What was this 'influence'? Did they directly say "Go, Rahul, and kill Kirat. What he did deserves nothing less than death". Or did they do an inception of a simple idea. An idea that resulted him to conclude that killing Kirat is the only way out? Was this inception deliberate or simply incidental? 

Let's say it is his friends who influenced Rahul to Kill Kirat. So now, are his friends the true criminals? After all, it's because of them that Rahul did what he did. Or were his friends the victims of yet another defect in the society they live in?

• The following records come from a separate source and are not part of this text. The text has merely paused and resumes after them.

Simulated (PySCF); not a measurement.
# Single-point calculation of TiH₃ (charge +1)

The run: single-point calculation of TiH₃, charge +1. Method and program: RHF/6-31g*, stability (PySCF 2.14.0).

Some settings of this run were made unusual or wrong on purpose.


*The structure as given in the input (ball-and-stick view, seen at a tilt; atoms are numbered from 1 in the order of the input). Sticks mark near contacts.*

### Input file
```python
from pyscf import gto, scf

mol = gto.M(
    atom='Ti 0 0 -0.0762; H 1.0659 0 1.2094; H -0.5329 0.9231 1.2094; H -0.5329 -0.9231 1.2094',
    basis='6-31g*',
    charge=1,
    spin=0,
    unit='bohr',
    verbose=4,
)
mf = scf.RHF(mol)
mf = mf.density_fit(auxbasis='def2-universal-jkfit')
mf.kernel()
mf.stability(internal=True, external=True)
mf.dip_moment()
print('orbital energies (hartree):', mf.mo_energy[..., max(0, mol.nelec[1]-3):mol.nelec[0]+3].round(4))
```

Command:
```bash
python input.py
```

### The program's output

Any horrid event in history has more than just one ingredient in its recipe. It is puzzling at what level of questioning should one stop to settle with the final judgement. Is there even a thing called a 'Final Judgement'? And if there is nothing such then why the hell are we sentencing people to jail! They are not the only people to be blamed. There are others, who had a role to play. May be not directly but they did influence the crime. That is to some extent a punishable guilt. They were unaware of the impact their actions would have? Similar lines to 'Ignorantia juris non excusa'.

Some people would say, "Rahul is the one who killed Kirat, put him in jail". Some would argue, "Rahul did kill Kirat, but he is not to blame. It's his friends who influenced him with a deliberate intention to have him kill Kirat. Put his friends in jail". 

Some might further argue "We discussed Rahuls upbringing and friend circle to identify the source of his criminal act, let's do the same for his friends. After all we do need to be fair in our judgement, right?".

And finally, someone might come up and argue "You know what, may be Kirat just deserved to die. So why punish Rahul and his friends for something Kirat deserved?". Someone else would question, "How do you fairly judge who deserves what?".

There are varied perceptions to where the guilt lies. If society is interested in solving the problem at the root, there are so many ways to look at a situation that it becomes impossible to pin point just one root cause.

Differentiation between wrong and correct, bad and good is only a matter of perception. The angel of ones view to a situation.

May be the perception of good and bad is lost here, but this thought might signify the finding of a concept. A concept that can revolutionize how a person chooses to finalize his/her judgements.

Never blame the person for his/her doing, blame the society, blame the situation, blame the process.